Cut the butter into small pieces and place in the freezer for about 5-10 minutes.
In a large bowl add the flour, baking powder, salt, cinnamon, pumpkin pie spice and brown sugar. Whisk together until combined.
Add the chilled butter to the dry ingredients and using your fingers or a pastry cutter, cut in the butter until small pea-size bits or butter exist.
Add in the pumpkin, milk and vanilla, stirring until no dry ingredients remain and the dough is well combined.
Grab a parchment lined baking tray and turn out the dough forming one large circle (about 8 - 9 inches wide). Slice the dough into 8 slices like a pizza. Arrange the scones on the tray with a few inches between each scone. Place the tray in the freezer or refrigerator for 15-20 minutes to chill.
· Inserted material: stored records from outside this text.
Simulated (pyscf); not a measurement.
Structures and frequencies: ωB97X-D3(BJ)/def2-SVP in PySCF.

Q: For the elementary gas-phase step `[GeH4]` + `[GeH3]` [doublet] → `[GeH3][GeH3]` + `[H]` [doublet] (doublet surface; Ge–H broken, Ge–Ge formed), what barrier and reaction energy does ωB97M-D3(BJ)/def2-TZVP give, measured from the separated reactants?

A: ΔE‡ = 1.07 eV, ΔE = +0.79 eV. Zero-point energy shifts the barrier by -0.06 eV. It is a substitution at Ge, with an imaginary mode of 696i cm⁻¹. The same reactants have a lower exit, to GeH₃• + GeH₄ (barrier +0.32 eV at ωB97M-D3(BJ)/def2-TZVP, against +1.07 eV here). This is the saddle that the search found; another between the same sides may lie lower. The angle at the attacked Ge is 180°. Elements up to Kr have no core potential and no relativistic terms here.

Preheat the oven to 425°. Place the chilled scones on the center rack of your oven and bake for 15 minutes. Remove from the oven. After the scones have cooled for a few minutes place on cooling rack.
Prepare the PSL glaze by whisking all the ingredients together until completely smooth. Set aside.
Once you are ready to add the glaze, place a piece of parchment paper or foil under the cooling rack to catch any excess glaze. Drizzle the glaze over each scone to desired sugary preference.